The six page report outlined six categories which most of my content fit into. One of these, which surprised me but should not have, had to do with reviews or references to movies. There's a sense in which it became clear how much our culture shapes up more than we realize.

Here's the section of that report assessing my 2008 writings about film. This is followed by links to five movie reviews, three from 2008 and two others from later.

* * *

Film as a Philosophical Lens

The author’s film analyses consistently transcend simple plot summary or critique, instead using cinematic narratives to probe intricate philosophical and ethical themes. This approach is evident in his treatment of a wide range of films from 2007 and 2008.


Morality and Chaos: A preoccupation with the nature of evil and the struggle for order emerges from the reviews of No Country for Old Men and The Dark Knight. The author is captivated by Javier Bardem's portrayal of Anton Chiguhr as a relentless, "pathological, human version of The Terminator," a force of pure chaos operating outside conventional morality. In The Dark Knight, he identifies a similar dynamic in The Joker, whose goal is to "destroy all notions of order and decency." The author is drawn to how these films explore the ethical compromises necessary to confront such chaos, noting that Batman must "violate his own code of ethics in order to reach an ethical conclusion." His assessment of No Country for Old Men is marked by a telling ambivalence. While he praises the film's execution as "flawless," he simultaneously identifies "a number of problems," including a performance by Tommy Lee Jones he found to be a "caricature of himself," the questionable "star power" of Woody Harrelson for such a brief role, and a "confusing" ending that undermined the film's intense buildup.

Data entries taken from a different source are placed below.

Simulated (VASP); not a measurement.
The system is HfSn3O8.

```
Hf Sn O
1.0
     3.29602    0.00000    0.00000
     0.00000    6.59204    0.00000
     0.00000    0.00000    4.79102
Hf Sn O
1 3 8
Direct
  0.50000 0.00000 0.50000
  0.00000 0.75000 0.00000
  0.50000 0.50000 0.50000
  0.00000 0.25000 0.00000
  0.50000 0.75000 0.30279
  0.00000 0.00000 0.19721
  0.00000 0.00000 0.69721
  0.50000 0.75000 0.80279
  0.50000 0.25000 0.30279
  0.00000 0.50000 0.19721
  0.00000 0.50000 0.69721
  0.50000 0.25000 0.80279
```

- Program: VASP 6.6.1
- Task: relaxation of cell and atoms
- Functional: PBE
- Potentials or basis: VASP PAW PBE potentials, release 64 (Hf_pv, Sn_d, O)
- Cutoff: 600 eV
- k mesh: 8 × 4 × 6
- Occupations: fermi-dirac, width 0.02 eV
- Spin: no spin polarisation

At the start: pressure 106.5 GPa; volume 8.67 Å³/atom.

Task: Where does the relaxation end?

Reality and Illusion: The author uses the films Vanilla Sky and The Prestige to engage with classic philosophical questions about perception, reality, and self-deception. He praises Vanilla Sky as a "vision realized" that explores the "philosophical conundrum of the ‘brain in the vat’" and forces the protagonist—and the viewer—to choose between a perfect fantasy and the harder challenges of reality. He highlights the film's use of the two-faced Janus figure as a key symbol of this pivotal transition. Similarly, in his review of The Prestige, he quotes the film's central premise: "You don't really want to know. You want to be fooled," using it to discuss the human desire for illusion over truth.


Character and Storytelling: A strong preference for authentic, character-driven narratives over formulaic productions is a consistent thread. He praises a film like There Will Be Blood as a powerful "character study" and celebrates its director for employing the "preeminent rule of storytelling: show, don’t tell." Conversely, he criticizes films he views as shallow. Sofia Coppola's Marie Antoinette, for example, is described as being trapped in a "bubble" without historical context. This contrast underscores his high valuation of deep character exploration and masterful storytelling craft over surface-level spectacle.



The Prestige

https://pioneerproductions.blogspot.com/2014/01/is-prestige-greatest-movie-about-magic.html


The Mission

https://pioneerproductions.blogspot.com/2010/10/missions-pointed-question.html


There Will Be Blood

https://pioneerproductions.blogspot.com/2008/04/there-will-be-blood.html


No Country for Old Men

https://pioneerproductions.blogspot.com/2021/04/throwback-thursday-no-country-for-old.html


Vanilla Sky

https://pioneerproductions.blogspot.com/2008/02/vanilla-sky.html


Monday, December 1, 2025

Rob Roy MacGregor Explains the Difference Between Highland Life and English Urban Society

Rob Roy MacGregor
It wasn’t until I moved to Minnesota that I came to a more vivid understanding of my ancestral history as a descendant of Rob Roy MacGregor, the legendary hero/outlaw--a hero to the people, but a thorn in the side of the corrupt British overlords.

Growing up in Central New Jersey, I saw little evidence of the native peoples who originally populated that land. The Raritan River rolled through our area, but I never realized at the time that the Raritan took its name from the Native tribe that once occupied this region 300 years earlier.


When I came to Minnesota in the 1970s, however, the past felt remarkably close. The Battle of the Little Big Horn—where Custer’s ambition met its end—had taken place barely a century earlier. Reservations and Native communities were (and are) still all around us here, carrying forward traditions, stories, and practices handed down through their ancestors.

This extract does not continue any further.